A division bench of the high court comprising Justices Ali Mohammad Magrey and Sanjeev Kumar reserved orders after hearing counsel for J&KPSC and counsel for dropped out candidates. The J&KPSC among others has maintained that the PIL was not maintainable.  

Last week, the Supreme Court allowed the J&K Public Service Commission to carry out further selection process in the Kashmir Administrative Service examination 2016 but barred the recruitment agency from making the appointments. 

 “As an interim order, the selection process can be completed but no appointment will be made,” said a bench of Chief Justice Ranjan Gogoi and Justice Sanjiv Khanna after hearing the counsel for the J&K PSC and perusing the relevant material. The J&KPSC had challenged the state high court’s order before the apex court.

While the Supreme Court issued a notice to the respondents, it, however, made it clear that the high court would be free to decide the suo-motu Public Interest Litigation on merits.

The J&K high court had on December 21 last year stayed the selection process of Kashmir Administrative Service examination 2016 after hearing a group of aggrieved candidates.

The Public Service Commission had last month declared the result of the combined competitive (mains) examination held from July 24 to August 8 this year.

Out of 6427 candidates who had appeared in the examination, 963 were declared to have qualified for the personality test and viva-voice.

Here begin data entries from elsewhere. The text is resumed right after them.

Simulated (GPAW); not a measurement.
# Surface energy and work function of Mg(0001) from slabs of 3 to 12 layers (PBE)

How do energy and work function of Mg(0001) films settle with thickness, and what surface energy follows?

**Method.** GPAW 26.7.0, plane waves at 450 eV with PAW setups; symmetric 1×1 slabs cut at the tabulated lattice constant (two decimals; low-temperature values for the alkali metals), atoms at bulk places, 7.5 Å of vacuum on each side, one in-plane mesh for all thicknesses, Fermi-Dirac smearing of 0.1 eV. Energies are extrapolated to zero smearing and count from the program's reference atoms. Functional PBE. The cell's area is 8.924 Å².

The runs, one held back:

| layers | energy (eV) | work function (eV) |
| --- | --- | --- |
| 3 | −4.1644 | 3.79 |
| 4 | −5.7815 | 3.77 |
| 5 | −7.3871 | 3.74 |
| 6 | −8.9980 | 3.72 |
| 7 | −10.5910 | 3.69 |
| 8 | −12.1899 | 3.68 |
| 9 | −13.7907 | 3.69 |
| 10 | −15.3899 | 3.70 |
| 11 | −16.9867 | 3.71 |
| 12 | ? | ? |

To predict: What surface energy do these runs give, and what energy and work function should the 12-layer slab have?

The high court issued a notice to the PSC and asked it to file a detailed counter-affidavit to the objections raised by the aggrieved candidates.

The state’s premier recruitment body was also directed to explain why the petition shouldn’t be admitted.

The PSC, the candidates alleged, has resorted to “arbitrary scaling and moderation which wasn’t provided in the notification when the posts were advertised”.

The aggrieved candidates also placed before the court a representation dated 17 December with signatures of 83 applicants.